Tuesday, April 15, 2014

The fabric of our lives

The road from Northern California to Central America is a long one and the reasons for taking it are not immediately clear. For now I'll start with the journey to Monterrey.
Alessandro and I leave our home in Smith River, CA on March 10. By the end of May we plan to be in Costa Rica, where he has a job with a non-profit and I have a situation at a Spanish language school. We begin with months of dreamy planning -- routes mulled, gear got, budgets begun. I feel like I am researching the writing of Bohemianism for Dummies. Maybe I am. Then comes much ado about everything we own; survivors packed in to every corner, cubbie and cabinet of a '98 Dodge conversion van.

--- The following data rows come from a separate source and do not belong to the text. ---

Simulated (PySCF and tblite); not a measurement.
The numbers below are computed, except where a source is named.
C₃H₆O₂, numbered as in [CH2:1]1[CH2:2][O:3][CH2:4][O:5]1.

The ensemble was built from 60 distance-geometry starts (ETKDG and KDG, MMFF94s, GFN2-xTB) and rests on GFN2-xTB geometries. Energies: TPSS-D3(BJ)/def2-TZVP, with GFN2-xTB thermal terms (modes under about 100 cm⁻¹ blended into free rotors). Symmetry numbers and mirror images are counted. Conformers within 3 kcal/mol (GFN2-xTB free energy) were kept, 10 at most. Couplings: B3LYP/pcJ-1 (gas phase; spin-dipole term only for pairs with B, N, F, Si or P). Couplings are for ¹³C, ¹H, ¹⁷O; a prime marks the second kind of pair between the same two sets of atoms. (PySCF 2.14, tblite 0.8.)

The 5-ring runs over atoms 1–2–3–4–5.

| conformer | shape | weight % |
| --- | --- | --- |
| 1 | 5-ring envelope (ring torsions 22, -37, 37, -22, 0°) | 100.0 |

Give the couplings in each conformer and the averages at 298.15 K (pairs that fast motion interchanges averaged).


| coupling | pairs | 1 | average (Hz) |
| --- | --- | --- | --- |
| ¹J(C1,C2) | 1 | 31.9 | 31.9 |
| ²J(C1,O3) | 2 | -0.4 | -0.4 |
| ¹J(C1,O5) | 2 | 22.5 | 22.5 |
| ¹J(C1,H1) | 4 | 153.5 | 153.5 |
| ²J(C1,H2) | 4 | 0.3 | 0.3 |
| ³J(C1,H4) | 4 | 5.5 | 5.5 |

And so we go, in our wake a trail of pretty clothes, beloved pets, 10,000 things I found on the beach. In their stead all manner of potentially life-saving crap: things that cut, things that stick, things that burn, cool and heal, things with real ass potential and things I really really hope we never use.

We cross at Nuevo Laredo, spending our last night in Texas with a couchsurfing.org host at his casita overlooking the Rio Grande. We explore the remnants of a cattle ranch being consumed from the outside in by a master planned gated golf course community, its scabs of unholy green, pretty women holding babies and resident deer advertised on billboards of few words along Laredo's many  industrial parkways. Lucky for us the developers of La Bota Ranch went bust before they could evict tenants of the run-down casitas or remodel the faded glory of the main house. So far the bankers havent touched the spider strewn barns, the corrals, the skeleton cars or the water intake system you'd rather not think on too long. For now, old dogs, skinny horses and wild white cats laze unmolested in heat that drives us south  by mid-morning.

We cross the border without much fanfare -- just a couple hundred machine guns, three half-hearted searches of the cabinetry and a roving X-ray scan of the van. Save a couple more military checkpoints at which we are asked to stand aside while bored looking men in black swat gear pick through the van, mostly with their eyes. It's straight to Monterrey, five hours down the road. We arrive at 5 pm and I'm driving as the lonely toll road tumbles into a frenetic metropolis--- one of the largest in Mexico and its industrial capital.

The drivers do not disappoint and my education in fluidity deepens. In some ways the driving makes more sense here -- people do as they do, not as they ought. There's real freedom  in half a lane; self-determination in horn honking. Less rage overall. Lots of potholes though, and animals in the road, cars stopped with no emergency flashers, unseen children dashing in front of the bumper at stoplights, old ladies ambling across 8-lane highways, very impressive juggling in very dangerous conditions, mangoes for sale.

In Monterrey we stay with another Couchsurfing host, Sarchem, a 30-something university professor set on marrying a Russian woman. His kindness and generousity leave us well fed and feeling bolstered about this whole half-baked scheme. The bed is big, a fan blowing right on it. Little birds sing outside our window in the morning. Children play at all hours of the night. We spend a day off the road, hiking in a national park clinging to the heights of the Sierra Madre Oriental.

Looking down from the impossibly sheer peaks of Chipinque, the city reminds me of a harried  mouth, mid-chew. Mountains resembling rotten teeth bite sky so blue it hurts to look. The encyclopedia tells me this skyline was cut about 65 million years ago, when the vast Mexican plateau first folded, faulted and divided North America. Contemporaneous with the creation of the US and Canadian Rockies, the south bore the brunt of this epic displacement. 

Today some 85 percent of Mexico's exports go north along the same tollways we follow south across the crumbling canines of the Sierra Madre Oriental. Moving through the rough country on smooth, federale-policed roads with no rinky dink stops, I imagine the great outpourings of lava that sculpted Central Mexico 30 to 50 million years ago. In the ceaseless semis roaring by, I hear America singing commercial jingles.